Book Review: Sins of the Son by Linda Poitevin

Sins of the Son: Grigori Legacy, Book 2
by Linda Poitevin
$8.99 (paperback)
352 pages
Ace (Penguin)
Release Date: March 27, 2012

Review copy received from the publisher in exchange for an honest review.

Plot Description:
When homicide detective Alexandra Jarvis sees a photo of Seth Benjamin on a police bulletin, she knows that Heaven’s plan to halt Armageddon has gone terribly wrong. As the only mortal who knows of Seth’s true nature, only she can save him. Aramael was a hunter of Fallen Angels until a traitor forced him into earthly exile. Now, with no powers and only a faint memory of Alex, his mortal soulmate, he will stop at nothing to redeem himself-even if it means destroying Seth in the name of the Creator…

Since I became aware of Linda Poitevin’s Grigori Legacy series, I couldn’t wait to read the first book, Sins of the Angels, which I thought was fantastic for its emphasis on world-building and exploring the world of angels, both celestial and terrestrial. It has earned a spot as one of my favourite urban fantasy series and with good reason. As with its predecessor, Sins of the Son is rich in world-building and centers more around an angel-focused plotline as opposed to the police procedural format that dominated the narrative of Sins of the Angels.

While I thought it was definitely more interesting to delve into the universe of Heaven and the One (aka God), I do think the police procedural format worked a bit better because it involved solving a mystery, a chase, making sure the villain’s plans didn’t come to fruition, etc, but with Son, the main conflict revolves around a pact signed between Heaven and Hell–and more specifically, the One and Lucifer–which states neither side will go to war until Seth, aka The Anointed, chooses a side. But Seth has some ideas of his own.

Last time we saw Seth, he kind of had a thing for the central character, cop Alexandra Jarvis, who is doing her best to recover from the events of Angels, which involved a heart-breaking loss. This time around the main conflict involves less page time for her sister and niece, and instead focuses on the fact that Seth has descended from Heaven (by his own will) only he was supposed to come back as a baby and grow into his abilities, etc. He lands as an adult man with severely impaired memory and speech functions, and it’s only when Alex comes to see the facility where he’s being held that he starts to reminisce.

Aramael, the dark and moody angel, aka Alex’s soul mate, was dealt a particularly crappy hand last time we saw him, but he doesn’t let it get to the stage where he becomes a whiny, emo nuisance. He gives in to the inner darkness in himself and uses it to draw strength when he needs it most. He encounters the Archangel Michael, who comes to him saying that he has to intercede in Seth’s matter, regardless of how he might feel about Alex. One of the pluses about Aramael and Alex’s first “reunion” after everything that’s happened is that Poitevin doesn’t make it out to be some sappy, unrealistic twee moment. Complicating matters is Alex’s latent attraction toward Seth, and his deep feelings for her, but I was relieved when the narrative didn’t detract into a love triangle, although there are certainly elements of that in the interactions of these characters.

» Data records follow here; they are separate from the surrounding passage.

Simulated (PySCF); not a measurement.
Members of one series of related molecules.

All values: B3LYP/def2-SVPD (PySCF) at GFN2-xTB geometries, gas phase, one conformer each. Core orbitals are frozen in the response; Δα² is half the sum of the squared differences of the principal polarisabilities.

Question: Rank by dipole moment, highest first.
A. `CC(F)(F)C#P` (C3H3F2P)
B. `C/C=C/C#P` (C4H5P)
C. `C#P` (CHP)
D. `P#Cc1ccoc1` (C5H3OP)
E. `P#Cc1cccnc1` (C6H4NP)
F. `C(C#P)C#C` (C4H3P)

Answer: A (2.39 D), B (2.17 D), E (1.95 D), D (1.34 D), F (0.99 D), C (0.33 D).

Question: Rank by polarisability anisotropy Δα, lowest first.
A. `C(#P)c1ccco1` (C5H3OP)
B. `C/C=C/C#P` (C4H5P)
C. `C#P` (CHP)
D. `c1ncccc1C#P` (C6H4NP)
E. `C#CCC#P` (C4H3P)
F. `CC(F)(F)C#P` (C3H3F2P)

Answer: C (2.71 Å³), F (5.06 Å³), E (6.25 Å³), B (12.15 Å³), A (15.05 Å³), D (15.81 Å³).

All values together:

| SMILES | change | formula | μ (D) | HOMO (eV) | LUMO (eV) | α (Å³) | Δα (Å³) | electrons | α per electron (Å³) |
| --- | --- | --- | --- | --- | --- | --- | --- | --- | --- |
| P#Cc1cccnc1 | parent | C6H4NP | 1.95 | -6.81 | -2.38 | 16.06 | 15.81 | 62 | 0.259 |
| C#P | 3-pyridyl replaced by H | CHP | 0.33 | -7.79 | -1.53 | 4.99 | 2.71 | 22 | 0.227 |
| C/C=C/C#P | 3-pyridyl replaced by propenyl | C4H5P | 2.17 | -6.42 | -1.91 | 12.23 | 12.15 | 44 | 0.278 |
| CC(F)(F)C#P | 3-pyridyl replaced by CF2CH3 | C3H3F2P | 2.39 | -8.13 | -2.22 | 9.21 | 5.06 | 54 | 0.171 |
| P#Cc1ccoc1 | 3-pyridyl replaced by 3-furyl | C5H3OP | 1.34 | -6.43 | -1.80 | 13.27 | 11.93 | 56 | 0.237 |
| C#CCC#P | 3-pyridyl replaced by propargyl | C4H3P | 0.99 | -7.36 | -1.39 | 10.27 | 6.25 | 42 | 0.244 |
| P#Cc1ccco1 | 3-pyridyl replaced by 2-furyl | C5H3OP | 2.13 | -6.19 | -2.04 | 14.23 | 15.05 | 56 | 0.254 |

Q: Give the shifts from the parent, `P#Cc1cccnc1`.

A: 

Although necessary in some parts, I didn’t enjoy the sections involving the scientists and the news reports involving the women who ended up mysteriously pregnant and giving birth in a very short time frame. I thought it added an interesting dynamic to the battle between the One and Lucifer, both of whose depictions I thought Poitevin handled well. I’m notoriously picky about the way I like to see Lucifer portrayed, and bonus points to Poitevin for playing around the the mythology elements to unveil a bombshell about his relationship with the One. It lent a nice variation on an otherwise stale theme we’ve heard thousands of times. I also thought it was cute that Lucifer enjoyed Dante’s Inferno ;-) It did feel like Heaven got a bit more page time than Hell, with most of our Underworld trips focusing on scenes between Lucifer and his chief sidekick, Sammael, who used to be an Archangel. Here’s to hoping that we’ll see more of Hell in the forthcoming third volume in the series.

Although most of the fight scenes didn’t involve weapons and focused on hand-to-hand combat, I enjoyed them immensely and thought everything leading to the last stand-off was fantastic. I particularly enjoyed the fallen angel vs angel scenes, although the ultimate battle would have been a face-off between Michael and Lucifer.

In terms of the setting, Poitevin moves us from Toronto to Vancouver, which I thought was an interesting shift, and although there isn’t exactly time for Alex to go sight-seeing, I thought it would have added a bit more to the book had the city been explored a bit further as Vancouver has a unique culture.

Things end on a definite “to be continued” note, which I think has fantastic potential, and as I said above, I’m itching for book 3 already ;-) Even if you’re not so big on angels, this series is a must-read for urban fantasy fans–a definite “read under the covers with a flashlight” book that will keep you in suspense the whole time about whether the Apocalypse can be averted. It’s a great sophomore effort from an author whose books I continue to enjoy.